Co-authored-by: Cursor <cursoragent@cursor.com>
---
 tests/xtensor/test_math.py | 9 +++++++--
 1 file changed, 7 insertions(+), 2 deletions(-)

diff --git a/tests/xtensor/test_math.py b/tests/xtensor/test_math.py
index fbc938db04..df69a7a22d 100644
--- a/tests/xtensor/test_math.py
+++ b/tests/xtensor/test_math.py
@@ -363,10 +363,15 @@ def test_dot_errors():
     fn = xr_function([x, y], z)
     x_test = DataArray(np.ones((2, 3)), dims=("a", "b"))
     y_test = DataArray(np.ones((4, 5)), dims=("b", "c"))

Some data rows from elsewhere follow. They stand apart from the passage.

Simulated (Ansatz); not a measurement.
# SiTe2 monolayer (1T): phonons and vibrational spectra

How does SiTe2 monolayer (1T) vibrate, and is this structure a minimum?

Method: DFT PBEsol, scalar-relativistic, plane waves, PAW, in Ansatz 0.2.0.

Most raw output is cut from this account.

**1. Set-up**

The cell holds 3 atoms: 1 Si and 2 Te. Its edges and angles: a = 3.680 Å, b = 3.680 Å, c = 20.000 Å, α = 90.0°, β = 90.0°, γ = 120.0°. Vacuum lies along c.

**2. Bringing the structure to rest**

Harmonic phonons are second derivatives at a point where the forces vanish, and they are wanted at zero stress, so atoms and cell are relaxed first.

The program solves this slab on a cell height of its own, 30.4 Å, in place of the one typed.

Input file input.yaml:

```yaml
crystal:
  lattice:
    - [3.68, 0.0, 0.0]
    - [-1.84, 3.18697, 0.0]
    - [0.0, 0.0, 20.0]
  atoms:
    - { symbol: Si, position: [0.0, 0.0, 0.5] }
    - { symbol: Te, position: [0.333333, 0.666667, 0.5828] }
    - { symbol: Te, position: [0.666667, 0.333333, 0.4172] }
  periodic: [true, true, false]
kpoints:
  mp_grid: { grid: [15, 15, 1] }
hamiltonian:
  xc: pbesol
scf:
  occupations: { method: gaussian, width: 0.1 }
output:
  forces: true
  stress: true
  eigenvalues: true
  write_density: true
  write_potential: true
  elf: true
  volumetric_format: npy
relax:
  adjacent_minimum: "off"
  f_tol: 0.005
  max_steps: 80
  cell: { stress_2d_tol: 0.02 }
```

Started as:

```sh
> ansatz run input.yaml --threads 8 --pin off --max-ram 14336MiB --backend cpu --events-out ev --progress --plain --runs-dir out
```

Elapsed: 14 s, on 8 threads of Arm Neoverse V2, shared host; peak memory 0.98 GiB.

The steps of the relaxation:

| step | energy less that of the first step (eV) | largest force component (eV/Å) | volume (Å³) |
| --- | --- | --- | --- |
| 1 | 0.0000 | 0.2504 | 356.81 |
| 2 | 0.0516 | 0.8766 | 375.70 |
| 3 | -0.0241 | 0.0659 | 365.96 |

-    # Doesn't fail until the rewrite
+    # Doesn't fail until the rewrite. The exact message depends on which op
+    # raises (np.einsum vs np.dot vs the inlined Dot's runtime shape check).
     with pytest.raises(
         ValueError,
-        match=r"(Input operand 1 has a mismatch in its core dimension 0|incompatible array sizes for np.dot)",
+        match=(
+            r"Input operand 1 has a mismatch in its core dimension 0"
+            r"|incompatible array sizes for np.dot"
+            r"|Shape mismatch: x has"
+        ),
     ):
         fn(x_test, y_test)